Searching the Distributed IPFS Web
Source: https://github.com/ipfs/archives/issues/8
Most of the web today uses the Hyper Text Transfer Protocol (HTTP) to send the webpage from a central server to your computer, and use a Domain Name System (DNS) to lookup the IP address for a given domain name. For example, consider trying to visit google.com. When you type the URL into your browser, the first thing it does is resolve the URL to an IP address by asking a centralized DNS server. Then, it uses HTTP to transfer the content to your computer. However, as demonstrated by a recent Distributed Denial of Service (DDOS) attack on Friday, October 21, such a centralized system very vulnerable. The future of the web is a protocol for a distributed file system, called the InterPlanetary File System (IPFS).
Right now,web searching is also centralized: Google has huge databases, which index the web. However, with a distributed web, the searching too should also be centralized, so that you can find anything you want without relying on a single company. This is a far more interesting problem then a centralized search like we discussed in class. With a centralized search, a company, like google, can build up a huge database, and then you can ask them to search their database for you. However, in a distributed search, there is no central database. How could a distributed search work? The designers of IPFS suggest two ways:
- Static: nodes in the IPFS network maintain indexes of the file currently on them, and serve these indices just like any webpage.
- Dynamic: when a client wants to search for a page, his search is sent from node to node and each node returns the pages that match his query.
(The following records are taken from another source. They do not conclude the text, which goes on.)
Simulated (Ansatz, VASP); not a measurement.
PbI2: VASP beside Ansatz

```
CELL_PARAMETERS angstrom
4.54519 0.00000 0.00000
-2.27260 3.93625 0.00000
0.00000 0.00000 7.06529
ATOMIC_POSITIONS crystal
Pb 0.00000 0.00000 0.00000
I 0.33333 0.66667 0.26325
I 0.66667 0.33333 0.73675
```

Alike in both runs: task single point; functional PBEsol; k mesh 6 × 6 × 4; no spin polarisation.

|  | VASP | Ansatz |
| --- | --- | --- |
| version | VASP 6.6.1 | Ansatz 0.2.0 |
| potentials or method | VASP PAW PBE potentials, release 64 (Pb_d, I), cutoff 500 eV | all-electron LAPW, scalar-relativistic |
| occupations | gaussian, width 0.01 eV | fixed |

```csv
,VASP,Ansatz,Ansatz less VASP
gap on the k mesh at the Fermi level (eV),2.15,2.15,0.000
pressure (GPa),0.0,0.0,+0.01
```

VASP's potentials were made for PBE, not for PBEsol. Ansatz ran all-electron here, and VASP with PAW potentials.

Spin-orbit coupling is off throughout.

Missing from both of these is how the client decides which node to contact. If a client is searching for cows, and asks some other nodes for pages on cows, it might happen that none of those nodes have pages on cows because all of those pages are stored on other nodes. Thus, in order for the search engine to work, you would need some sort of hub which could tell you what nodes have pages about cows, and perhaps what other hubs it thinks would have pages about cows. In this way, you could have many such IPFS nodes throughout the network which collect and update this information. Then, using something similar to the hubs and authority model discussed in class, client nodes could rank these hubs, and decide which hub to trust when searching.